Seeking Guidance on Building DeepStream Image with Triton Inference Server and TensorFlow GPU Support

ajithkumar.ak95 · March 12, 2024, 10:42am

• GPU (Jetson / GPU)
• DeepStream Version:6.3
• JetPack Version (valid for Jetson only)
• TensorRT Version
• NVIDIA GPU Driver Version (535.86.10)
• Issue Type( questions)

I am currently working on building an image that combines DeepStream with Triton Inference Server, utilizing TensorFlow with GPU support. I am encountering some challenges and would appreciate your expertise in resolving them.

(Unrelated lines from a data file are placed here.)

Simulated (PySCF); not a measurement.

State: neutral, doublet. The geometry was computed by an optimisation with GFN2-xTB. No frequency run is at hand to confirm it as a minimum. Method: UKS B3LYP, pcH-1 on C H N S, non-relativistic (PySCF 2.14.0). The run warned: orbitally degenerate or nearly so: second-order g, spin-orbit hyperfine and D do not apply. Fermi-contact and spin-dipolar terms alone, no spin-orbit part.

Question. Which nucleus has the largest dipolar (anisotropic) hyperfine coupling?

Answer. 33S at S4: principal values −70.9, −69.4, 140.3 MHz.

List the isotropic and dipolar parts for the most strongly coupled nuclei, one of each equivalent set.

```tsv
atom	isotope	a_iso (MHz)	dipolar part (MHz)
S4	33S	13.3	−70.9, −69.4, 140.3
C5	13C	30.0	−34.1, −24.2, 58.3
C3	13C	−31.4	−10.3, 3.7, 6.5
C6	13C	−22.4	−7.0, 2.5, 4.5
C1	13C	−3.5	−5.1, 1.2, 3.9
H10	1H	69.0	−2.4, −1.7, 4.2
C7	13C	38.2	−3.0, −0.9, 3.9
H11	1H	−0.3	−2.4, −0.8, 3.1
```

Here is the base image I’m using:nvcr.io/nvidia/tritonserver:24.02-tf2-python-py3

In my setup, I am employing a Python backend in Triton Inference Server. When specific preprocessing tasks using TensorFlow are required, I find it necessary to install TensorFlow on the existing Python3 inside the container. Unfortunately, I am using TensorFlow in various other components, making the conda pack solution unsuitable for my needs.

Installing TensorFlow using the command pip install tensorflow-gpu does not enable GPU utilization, and attempting to use tftrt also poses challenges.

I kindly request assistance in addressing the following issues:

How can I successfully install TensorFlow with GPU support within the existing Python3 environment in the specified Triton Inference Server container?
Are there any specific configurations or steps required to ensure proper GPU utilization during the installation of TensorFlow?
Are there alternative approaches or best practices for integrating TensorFlow GPU support within Triton Inference Server?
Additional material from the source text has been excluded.